Choosing to Resist an Adulterous Heart

The first time I remember contemplating the word “adultery,” I wondered why it was called that. My conclusion, as a child, was that it was a word to describe the many things that adults do. Though I did not understand it, at the time, this homemade etymological explanation made sense to me. The world of adults was still mysterious. It wasn’t till I was a teen that the more specific meaning became clear. The word “adultery” was then replaced with a more contemporary term, “having an affair.”

But opportunities to ponder expressions of the word did not go away. Movies and stories referred to it. I eventually heard of colleagues and friends having extra-marital affairs, occasionally calling it adultery. But my understanding of the meaning had to be expanded when I ran across something Jesus said to those following Him:

“Then some of the scribes and Pharisees answered him, saying, ‘Teacher, we wish to see a sign from you.’ But he answered them, ‘An evil and adulterous generation seeks for a sign, but no sign will be given to it except the sign of the prophet Jonah’” (Matthew 12:38-39 ESV).

How could an entire generation of people be adulterous?

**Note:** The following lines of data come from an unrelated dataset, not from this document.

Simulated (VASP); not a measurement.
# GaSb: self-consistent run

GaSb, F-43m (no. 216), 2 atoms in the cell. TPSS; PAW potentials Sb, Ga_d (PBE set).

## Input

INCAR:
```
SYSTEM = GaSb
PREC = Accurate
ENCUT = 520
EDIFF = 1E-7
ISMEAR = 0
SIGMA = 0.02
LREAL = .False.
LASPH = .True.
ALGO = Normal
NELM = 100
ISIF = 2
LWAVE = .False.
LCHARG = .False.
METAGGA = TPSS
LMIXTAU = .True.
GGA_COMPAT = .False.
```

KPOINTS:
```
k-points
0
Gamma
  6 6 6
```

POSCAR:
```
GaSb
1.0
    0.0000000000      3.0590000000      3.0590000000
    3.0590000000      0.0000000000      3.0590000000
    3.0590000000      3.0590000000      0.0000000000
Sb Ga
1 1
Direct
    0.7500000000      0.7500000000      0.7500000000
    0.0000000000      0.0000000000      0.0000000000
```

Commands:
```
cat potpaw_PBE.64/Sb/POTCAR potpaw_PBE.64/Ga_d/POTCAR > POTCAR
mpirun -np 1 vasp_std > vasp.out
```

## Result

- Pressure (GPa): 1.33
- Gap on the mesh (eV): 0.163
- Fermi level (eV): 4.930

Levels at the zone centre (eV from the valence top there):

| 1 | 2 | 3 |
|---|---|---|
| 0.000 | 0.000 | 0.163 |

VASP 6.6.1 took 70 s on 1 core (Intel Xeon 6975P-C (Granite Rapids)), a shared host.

Recently, I returned to wrestling with this question. The word, used as an adjective in this verse, doesn’t seem to refer to sexual unfaithfulness. So, what’s behind it?

Lots of Affairs

A quick Google search reveals that unfaithfulness in marriages and cohabitating relationships is quite common. There is no single consistent number given, but I saw 25% mentioned several times. That’s a quarter of all “committed” unions experiencing some kind of sexual/emotional unfaithfulness, often more than once. And these numbers come from the ones who have admitted it. Surely there are many who never confess. Of this number, males have a higher rate of occurrence by quite a bit. But it appears that the female number is growing.

What leads someone to have an extra-marital affair, to commit adultery (as the Bible calls it)?

I’m sure the details of why varies with every person. But, from what I have read and those I have talked with, it generally begins with a dissatisfaction with one’s present state. Or, it’s when I feel everything is fine with my partner, but “that person” comes along and makes me feel different, more alive and excited about life. As to what makes an affair attractive and addictive, adrenaline rush is referred to more than once.

There is growing sentiment to de-stigmatize adulterous affairs (think “open marriages”). I have read more than one article about how monogamous relationships are unnatural. But of course in these articles, humans are typically compared with animals, and it’s assumed that fleshly indulgences should not be restricted. Arguing for the sanctity of marriage commitment, however, is not the point I want to make here.

A Heart Position

I don’t think Jesus was necessarily talking about sexual infidelity. Like in most of His teachings, He is exposing a condition of the human heart. Adultery seems to be a mindset or another way to describe unfaithfulness in general. The prophets of the Old Testament used adultery to illustrate Israel’s pursuit of idols and their hard and unsteady attitudes toward Him.

An unfaithful heart is easily distracted. It has weak cords or none at all to hold it in place. What is important or most valuable for an untethered soul can change, depending on circumstances, the “latest thing,” and the emotional pull that accompanies it all. That’s the bottom line. What feels right and good for myself at the moment is the standard used to decide what commitments to keep and which ones to abandon. The result is instability – in my beliefs, my relationships, my direction in life.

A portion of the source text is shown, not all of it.